These are the more common choices for benchtop material in New Zealand.
When it comes to Laminate benchtops most people recognize the name Formica which was the original brand back in the 1950’S.
Formica laminate is a laminated composite material invented in the United States in 1912. The word Formica refers to the company's classic product: a heat-resistant, wipe-clean laminate of paper or textile with melamine resin.
Formica has chipboard to its core and then it is laminated with the Formica on the surface.
Laminate has come along way in recent years and the variety of colours, finishes and patterns, thickness and durability has improved. And it is still a very popular choice throughout New Zealand for Kitchen and laundry benchtops.
If you are considering a Laminate benchtop , it would pay to talk to your designer about the edge options, some square clash benchtop edge finish can be vulnerable to damage, heavy pots hitting the edge or belts and buckles can cause chipping there is an alternate called the Pencil roll finish were a tight square edge can be achieved while still having the laminate rolled continuously around the edge , this type of edge finish is generally more durable and less susceptible to chipping.
It is also recommended to top mount sinks in Laminate benchtops again to the risk of chipping of the laminate around the heavy work area of a sink. Many companies will not give a warranty on a benchtop unless the sink is top mounted.
The biggest advantage of Laminate benchtop (Formica) is the variety of colours and finishes, plus it’s a very durable and cost-effective materials for your benchtop.
The popularity of Formica and laminate benchtops has waned somewhat in recent years as the introduction of more cost-effective engineered stone finishes.
Engineered Stone benchtops
Engineered stone benchtops are now some of the most popular benchtop types in New Zealand due to an influx of cost effect slabs of stone from around the world, now being imported into New Zealand.

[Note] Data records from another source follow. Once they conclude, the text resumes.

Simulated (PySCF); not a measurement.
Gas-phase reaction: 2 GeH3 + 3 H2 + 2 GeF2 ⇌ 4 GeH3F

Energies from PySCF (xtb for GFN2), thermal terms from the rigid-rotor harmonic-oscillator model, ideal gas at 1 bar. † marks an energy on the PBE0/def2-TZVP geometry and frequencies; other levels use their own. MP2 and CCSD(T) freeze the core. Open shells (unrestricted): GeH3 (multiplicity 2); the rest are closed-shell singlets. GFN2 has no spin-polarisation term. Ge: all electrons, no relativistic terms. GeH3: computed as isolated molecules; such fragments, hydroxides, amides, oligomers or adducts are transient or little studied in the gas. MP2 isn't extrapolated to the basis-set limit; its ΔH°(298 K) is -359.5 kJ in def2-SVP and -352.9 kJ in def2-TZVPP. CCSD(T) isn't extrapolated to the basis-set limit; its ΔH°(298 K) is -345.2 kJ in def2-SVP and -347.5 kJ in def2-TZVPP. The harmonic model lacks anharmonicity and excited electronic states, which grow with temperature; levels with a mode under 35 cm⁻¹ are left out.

Engineered stone benchtops are a type of man-made material constructed using a combination of stone (typically quartz), glass or shells and a silicon or resin bonding agent.
Engineered stone is a hard, durable surface very much like natural stone. Unlike most natural stones with a engineered stone the pattern is reliably regular, throughout the benchtop, so there’s no unexpected surprises in the finished benchtop the bench will resemble the stone sample you made your choice on. These benchtops generally come in 20mm or 30mm slabs and can be made up to whatever thickness or look you are after. Keeping your benchtop area to just one or two slabs of stone can keep this option in the very affordable range.
While engineered stone is a very hard surface it can still scratch and stain if it is not looked after carefully.
STAINLESS STEEL BENCHTOPS
The stainless-steel kitchen benchtop is a great favorite in Kiwi homes and commercial kitchens.
Stainless steel gives an aura of impenetrability and there’s nothing like the smooth gleam of a freshly wiped stainless benchtop! A traditional favorite once upon a time in New Zealand its cost has impacted on the popularity in recent years.
These stainless-steel benchtops are tough, resilient and will practically last forever.
Yet they are prone to scratching and pitting and the gauge of the steel is important for the rigidity of the benchtop and plays a role in preventing dents.
Stainless steel benchtops are not cheap, as there is a worldwide shortage of steel and every benchtop shape is different, so each stainless-steel benchtop will be made to suit.
Most people will be very happy with the look of their stainless-steel benchtop well into the future and as the pristine look is replaced by an attractive patina of scratches and wear, it snuggles neatly into the overall industrial look of your new kitchen.
Granite was traditionally an expensive choice for kitchen benchtops.
But in recent years as granite has been sourced from all over the world it has come down in price and there is now some very cost effective colour ranges to suit most budgets.
Today, most granite comes from Brazil, India, China, and Canada.
Granite is formed by magma, boiling molten rock that is found deep below the earth’s surface. Intense heat causes the buildup of pressure, making the magma rise through the earth’s crust to the surface. When it cools, it becomes the granite that is then mined and cut into slabs for use for countertops and flooring. No two slabs are the same, so each benchtop is unique.
It pays if you are choosing a granite benchtop to take the time to visit the factory that is fabricating your granite benchtops, to inspect & choose the slab, that way you know what to expect on the day your benchtop arrives, and no big surprises!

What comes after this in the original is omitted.